Thursday, July 4, 2013

Divinating Space: James Turrell at LACMA

In a few days we'll be in the desert. No it's not the best time to be heading through one of the hottest places in the world, but there' nothing so clarifying as a good sweat, a sun-baked sky and a wide horizon. I thought this on Tuesday while practicing yoga in LA during the West Coast's heat wave, trying hard not to slide off my mat, having driven down highway 5 the day prior. Pasadena is stop one of our vacation/tour/friend&family jaunt through the Southwest and Rocky Mountains. Pasadena is also the birthplace of my artist crush of the moment, James Turrell, whose retrospective at the Los Angeles County Museum of Art opened at the end of May. Turrell is obsessed with light: light as form, light as experience, as much as light as a tool. I wrote about my love of his Skyspace at the De Young Museum a few weeks ago. Gladdened by the opportunity to see a retrospective of his work, I toweled myself off after yoga and made my way to the heart of LA to view a career's worth of his projections, holograms, and rooms filled with light.

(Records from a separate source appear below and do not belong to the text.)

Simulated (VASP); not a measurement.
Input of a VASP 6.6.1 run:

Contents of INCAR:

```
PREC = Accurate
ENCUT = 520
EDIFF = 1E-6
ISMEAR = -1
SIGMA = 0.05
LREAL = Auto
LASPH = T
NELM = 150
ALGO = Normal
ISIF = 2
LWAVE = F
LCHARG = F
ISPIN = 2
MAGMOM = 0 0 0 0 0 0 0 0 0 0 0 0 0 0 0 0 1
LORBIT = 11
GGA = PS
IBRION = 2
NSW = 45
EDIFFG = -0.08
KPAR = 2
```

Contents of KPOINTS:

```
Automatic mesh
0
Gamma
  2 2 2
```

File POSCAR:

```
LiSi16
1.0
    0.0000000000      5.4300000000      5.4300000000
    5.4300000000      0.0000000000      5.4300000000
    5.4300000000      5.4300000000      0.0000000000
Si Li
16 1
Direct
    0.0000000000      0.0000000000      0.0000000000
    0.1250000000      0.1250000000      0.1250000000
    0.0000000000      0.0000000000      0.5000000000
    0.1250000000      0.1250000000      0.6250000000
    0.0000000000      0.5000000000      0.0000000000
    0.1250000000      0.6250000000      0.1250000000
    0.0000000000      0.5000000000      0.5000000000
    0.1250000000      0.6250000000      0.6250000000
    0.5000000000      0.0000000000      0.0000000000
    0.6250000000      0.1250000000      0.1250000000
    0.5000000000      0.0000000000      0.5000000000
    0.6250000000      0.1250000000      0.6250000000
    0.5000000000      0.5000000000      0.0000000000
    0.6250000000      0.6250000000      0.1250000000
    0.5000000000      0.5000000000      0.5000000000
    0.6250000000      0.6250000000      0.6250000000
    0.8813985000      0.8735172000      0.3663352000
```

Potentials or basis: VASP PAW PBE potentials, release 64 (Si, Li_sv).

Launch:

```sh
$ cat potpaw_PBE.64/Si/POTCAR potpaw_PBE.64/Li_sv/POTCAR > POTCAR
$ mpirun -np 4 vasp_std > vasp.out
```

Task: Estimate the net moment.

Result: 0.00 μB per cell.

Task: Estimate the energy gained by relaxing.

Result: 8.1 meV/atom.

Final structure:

LAMCA wisely limits the number of visitors who can enter at once (my ticket came with an allotted time of visit) so as to maximize the works' powers of altering perception. The immersive, full-room light installation - Key Lime, Breathing Light - held the most power for this viewer, placing me in shifting lightsapes evoking dreams in the former, the experience of weather changing on a mountain in the latter. In two videos featuring the artist discussing his sky spaces and his Magnus opus, The Roden Crater in Arizona, he mentioned his interest in inviting the viewer not only to perceive, but to see themself perceiving. In almost every case I had the feeling of having entered a divinated space, a nondenominational church of light, a testament to Turrell's unwavering focus and clarity of vision. The videos, photos and sketches of the works he's creating at Roden Crater were worth the price of admission alone. God love a mad scientist realizing his vision.